Debate in Virginia Ratifying Convention (June 15, 1788)


At the Virginia Ratifying Convention, delegates from around Virginia met in 1788 to ratify or reject the U.S. Constitution. This is a record of the debate of Article 1 Section 9 Clause 1 of the U.S. Constitution on June 15, 1788, at the Virginia Ratifying Convention. The debate centered on whether abolishing the slave trade or convincing southern states to join the Union was more important.


15 June 1788

Elliot 3:452–54, 456–59

Mr. George Mason. Mr. Chairman, this is a fatal section, which has created more dangers than any other. The first clause allows the importation of slaves for twenty years. Under the royal government, this evil was looked upon as a great oppression, and many attempts were made to prevent it; but the interest of the African merchants prevented its prohibition. No sooner did the revolution take place, than it was thought of. It was one of the great causes of our separation from Great Britain. Its exclusion has been a principal object of this state, and most of the states in the Union. The augmentation of slaves weakens the states; and such a trade is diabolical in itself, and disgraceful to mankind; yet, by this Constitution, it is continued for twenty years. As much as I value a union of all the states, I would not admit the Southern States into the Union unless they agree to the discontinuance of this disgraceful trade, because it would bring weakness, and not strength, to the Union. And, though this infamous traffic be continued, we have no security for the property of that kind which we have already. There is no clause in this Constitution to secure it; for they may lay such a tax as will amount to manumission. And should the government be amended, still this detestable kind of commerce cannot be discontinued till after the expiration of twenty years; for the 5th article, which provides for amendments, expressly excepts this clause. I have ever looked upon this as a most disgraceful thing to America. I cannot express my detestation of it. Yet they have not secured us the property of the slaves we have already. So that “they have done what they ought not to have done, and have left undone what they ought to have done.”

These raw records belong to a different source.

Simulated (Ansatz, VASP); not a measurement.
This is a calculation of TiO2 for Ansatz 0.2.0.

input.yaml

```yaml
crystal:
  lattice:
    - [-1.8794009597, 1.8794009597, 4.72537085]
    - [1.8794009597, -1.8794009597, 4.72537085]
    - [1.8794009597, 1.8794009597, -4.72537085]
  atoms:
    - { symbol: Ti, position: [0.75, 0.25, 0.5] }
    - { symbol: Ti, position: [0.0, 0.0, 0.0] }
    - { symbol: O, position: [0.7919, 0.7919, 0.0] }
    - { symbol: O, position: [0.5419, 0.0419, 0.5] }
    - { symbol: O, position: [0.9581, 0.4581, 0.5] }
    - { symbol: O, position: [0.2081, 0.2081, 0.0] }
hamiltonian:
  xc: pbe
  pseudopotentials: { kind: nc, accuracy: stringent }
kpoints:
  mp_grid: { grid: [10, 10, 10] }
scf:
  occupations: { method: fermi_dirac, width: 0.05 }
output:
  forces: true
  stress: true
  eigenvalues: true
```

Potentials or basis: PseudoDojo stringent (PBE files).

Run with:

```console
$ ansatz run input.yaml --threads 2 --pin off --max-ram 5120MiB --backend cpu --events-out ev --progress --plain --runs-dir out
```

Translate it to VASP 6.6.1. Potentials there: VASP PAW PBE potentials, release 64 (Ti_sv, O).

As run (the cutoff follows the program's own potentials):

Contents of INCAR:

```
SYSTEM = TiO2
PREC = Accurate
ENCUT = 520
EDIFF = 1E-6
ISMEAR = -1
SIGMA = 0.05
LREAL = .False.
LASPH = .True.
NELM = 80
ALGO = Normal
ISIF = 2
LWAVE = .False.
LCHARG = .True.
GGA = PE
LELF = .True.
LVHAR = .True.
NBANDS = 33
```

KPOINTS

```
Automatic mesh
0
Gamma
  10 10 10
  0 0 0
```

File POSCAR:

Mr. Madison. Mr. Chairman, I should conceive this clause to be impolitic, if it were one of those things which could be excluded without encountering greater evils. The Southern States would not have entered into the Union of America without the temporary permission of that trade; and if they were excluded from the Union, the consequences might be dreadful to them and to us. We are not in a worse situation than before. That traffic is prohibited by our laws, and we may continue the prohibition. The Union in general is not in a worse situation. Under the Articles of Confederation, it might be continued forever; but, by this clause, an end may be put to it after twenty years. There is, therefore, an amelioration of our circumstances. A tax may be laid in the mean time; but it is limited; otherwise Congress might lay such a tax as would [Volume 3, Page 293] amount to a prohibition. From the mode of representation and taxation, Congress cannot lay such a tax on slaves as will amount to manumission. Another clause secures us that property which we now possess. At present, if any slave elopes to any of those states where slaves are free, he becomes emancipated by their laws; for the laws of the states are uncharitable to one another in this respect. But in this Constitution, “no person held to service or labor in one state, under the laws thereof, escaping into another, shall, in consequence of any law or regulation therein, be discharged from such service or labor; but shall be delivered up on claim of the party to whom such service or labor shall be due.” This clause was expressly inserted, to enable owners of slaves to reclaim them.

This is a better security than any that now exists. No power is given to the general government to interpose with respect to the property in slaves now held by the states. The taxation of this state being equal only to its representation, such a tax cannot be laid as he supposes. They cannot prevent the importation of slaves for twenty years; but after that period, they can. The gentlemen from South Carolina and Georgia argued in this manner: “We have now liberty to import this species of property, and much of the property now possessed had been purchased, or otherwise acquired, in contemplation of improving it by the assistance of imported slaves. What would be the consequence of hindering us from it? The slaves of Virginia would rise in value, and we should be obliged to go to your markets.” I need not expatiate on this subject. Great as the evil is, a dismemberment of the Union would be worse. If those states should disunite from the other states for not indulging them in the temporary continuance of this traffic, they might solicit and obtain aid from foreign powers.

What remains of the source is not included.